Crucial negotiations between the parties today would either continue a period of relative industrial peace or end in confrontation.

The Planters’ Association of Ceylon ( PA) said prices for plantation commodities, tea and rubber and rubber based products have reduced. The tea price debacle for plantation crops was that tea prices realized were reduced by over Rs. 100 per kilo. Currently the Colombo net sales average ( NSA) is about Rs.350 per kilo. Plantation companies' cost of production ( COP) is in excess, Rs. 450.

Rubber is now an unsaleable product, consequent to a drop in global oil prices. Synthetics have taken over the alternatives and rubber based products now depend on synthetic raw material for their production needs.

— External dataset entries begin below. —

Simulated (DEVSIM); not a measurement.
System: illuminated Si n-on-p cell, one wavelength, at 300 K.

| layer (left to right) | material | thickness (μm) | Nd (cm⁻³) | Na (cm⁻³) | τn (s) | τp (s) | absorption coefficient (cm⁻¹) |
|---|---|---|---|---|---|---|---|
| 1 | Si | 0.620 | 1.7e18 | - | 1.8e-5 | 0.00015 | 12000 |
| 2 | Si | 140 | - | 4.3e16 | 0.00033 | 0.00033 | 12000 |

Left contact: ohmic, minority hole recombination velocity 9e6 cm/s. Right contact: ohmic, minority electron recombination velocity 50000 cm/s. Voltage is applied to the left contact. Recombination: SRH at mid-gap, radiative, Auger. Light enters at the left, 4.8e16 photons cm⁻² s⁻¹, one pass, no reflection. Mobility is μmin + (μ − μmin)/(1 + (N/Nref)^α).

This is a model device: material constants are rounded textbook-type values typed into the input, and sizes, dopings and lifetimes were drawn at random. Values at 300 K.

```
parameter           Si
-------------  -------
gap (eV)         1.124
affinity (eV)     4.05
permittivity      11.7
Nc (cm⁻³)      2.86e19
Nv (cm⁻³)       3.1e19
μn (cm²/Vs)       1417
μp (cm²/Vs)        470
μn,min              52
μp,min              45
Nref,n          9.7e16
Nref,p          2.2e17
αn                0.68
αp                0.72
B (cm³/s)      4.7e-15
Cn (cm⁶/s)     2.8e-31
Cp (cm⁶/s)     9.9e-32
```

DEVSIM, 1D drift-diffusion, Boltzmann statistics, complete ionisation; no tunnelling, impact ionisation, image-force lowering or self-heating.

Trade Union demands did not consider industrial down trend consequent to such price reductions.

Chairman PA Roshan Rajadurai said their negotiating proposals were based on a productivity formula; that is kilos plucked over the norm, could give an industrious plucker a wage of over Rs. 900 per day. He confirmed such productivity based wage structures were operative in other tea producing countries as well. Notably, India and Kenya.

The main cost component in plantations is worker wages. The cost factor under this expenditure item was about 60 percent. "Our brief, was that although all workers, men or Women, were paid equal wages, the men were less productive than women, Rajadurai said.

"Plantation managements were privatized because they was a drain on state finances. There was no plausible reason to believe that state ownership of the plantations could continue to be operative at that financial level. Privatization, subject to emergence of the ‘Golden Share Holder’ was a feature of the process at that time. 1992.

"Plantations were privatized. Since then plantation companies sustained continuous losses. There were about three years, some companies were profitable.

"Collectively, losses over the past approximately 20 years were substantial, Rajadurai, said. Cumulative losses amount to approximately Rs. 55 billion.

"The hypothetical position would have been that if plantations continued under state control such expenditure would have been the responsibility of the Treasury.

"Apart from wages, Plantation Companies invested in improvement to these holdings to ensure industry continuation. Factories were modernized, infrastructure improved, and more importantly welfare facilities were attributes that focused on allround improvement to worker welfare, Rajadurai pointed out.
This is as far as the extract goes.